Chen (Migration)  AATA 4282
Ms. Chen (the applicant), a national of Taiwan, started a ‘boyfriend-girlfriend’ relationship with Mr. Kuan since circa 2010 when they were enrolled in high school. Their relationship had continued, and they applied for Working Holiday visas which were granted in 2016. They arrived in Australia on the working holiday visas via the same flight on 27 September 2016. Mr. Kuan applied for a student visa on 14 July 2017, in which Ms. Chen was also included as a secondary applicant. They married in Hong Kong and the corresponding marriage certificate was issued dated 4 September 2017.
On 28 September 2017, a delegate of the Minister granted Mr. Kuan the student visa but refused Ms Chen’s secondary application on the basis that their partner relationship did not satisfy the requirements in clause 500.311 of the Migration Regulations. The delegate noted that in order to meet the criterion, a family member must have become a member of the family unit of the primary person before the grant of the student visa. In the absence of the marriage certificate, the delegate noted that the de facto relationship must have existed for at least the 12 months immediately prior the date of application. I consider that the decision was reasonable in light of the limited evidence before the delegate.
Evidence before the Tribunal
The matter was appealed to the Tribunal in which Member. Meredith Jackson presided the hearing. The applicant submitted to the Tribunal the following documentary evidence:
- Declarations in support of the existence of the relationship, including a statement from the parents of Mr. Kuan and from a former employee of Mr. Kuan in Taiwan;
- Submission by the applicant’s migration agent regarding the matter under review;
- Marriage certificate issued in Hong Kong and dated 4 September 2017;
- Personal submission from the applicant and Mr. Kuan regarding the circumstances of their relationship;
- Document indicating a shared rental arrangement in Byron Bay from 31 January 2017;
- Information regarding joint banking arrangements;
- Photographs taken between 20 December 2017 and July 2019;
- Information regarding an education agency business venture in Taiwan in which Mr. Kuan is described as the director of the company and the applicant is described as a supervisor; and
- The delegate’s statement that the applicant was not declared as a de facto partner of Mr. Kuan in the application for his working holiday visa and he was not declared in hers.

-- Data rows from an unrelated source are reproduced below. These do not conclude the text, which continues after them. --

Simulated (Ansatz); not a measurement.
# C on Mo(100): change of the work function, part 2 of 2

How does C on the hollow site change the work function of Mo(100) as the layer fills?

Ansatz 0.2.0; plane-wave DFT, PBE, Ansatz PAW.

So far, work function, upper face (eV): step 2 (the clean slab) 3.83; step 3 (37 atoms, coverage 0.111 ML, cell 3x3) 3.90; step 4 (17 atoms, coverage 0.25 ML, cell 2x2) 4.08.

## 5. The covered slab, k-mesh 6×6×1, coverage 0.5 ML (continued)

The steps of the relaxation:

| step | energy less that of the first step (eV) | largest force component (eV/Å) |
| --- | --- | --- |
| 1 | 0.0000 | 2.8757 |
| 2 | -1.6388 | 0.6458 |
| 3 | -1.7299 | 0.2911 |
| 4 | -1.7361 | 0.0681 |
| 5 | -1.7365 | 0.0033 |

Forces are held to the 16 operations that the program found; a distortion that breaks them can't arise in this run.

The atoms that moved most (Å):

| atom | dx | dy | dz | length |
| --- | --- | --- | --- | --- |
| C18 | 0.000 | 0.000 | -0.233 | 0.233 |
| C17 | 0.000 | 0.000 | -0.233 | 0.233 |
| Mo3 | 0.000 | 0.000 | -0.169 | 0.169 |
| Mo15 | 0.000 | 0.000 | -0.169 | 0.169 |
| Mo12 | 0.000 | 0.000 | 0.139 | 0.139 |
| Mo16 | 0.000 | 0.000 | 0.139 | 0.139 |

Relevant Statutory Provisions
The starting point is Reg. 1.12 – Member of the family unit. Without evidence to the contrary, it operates to hold that a person is a member of the family unit of another person (the family head) if the person is a spouse or de facto partner of the family head.
As it is the ‘time of decision’ criterion, a spousal relationship can be formed at any point prior to the decision being made by a delegate of the Minister.
500.311 – The applicant is a member of the family unit of a person (the primary person) who holds a student visa, having satisfied the primary criteria for that visa, and either:
- (a) the applicant became a member of the family unit of the primary person before the grant of the student visa to the primary person, and was included in:
- (i) the primary person’s application under subregulation 2.07AF(3) — Applications for Student (Temporary) (Class TU) visas; or
- (ii) information provided in relation to the primary person’s application under subregulation2.07AF(4) — Applications for Student (Temporary) (Class TU) visas; or
- (b) the applicant became a member of the family unit of the primary person:
- (i) after the grant of the student visa to the primary person; and
- (ii) before the application was made.
 The Tribunal concludes that you have been in a married relationship since 4 September 2017 and is satisfied that your relationship is genuine and continuing at the time of this decision.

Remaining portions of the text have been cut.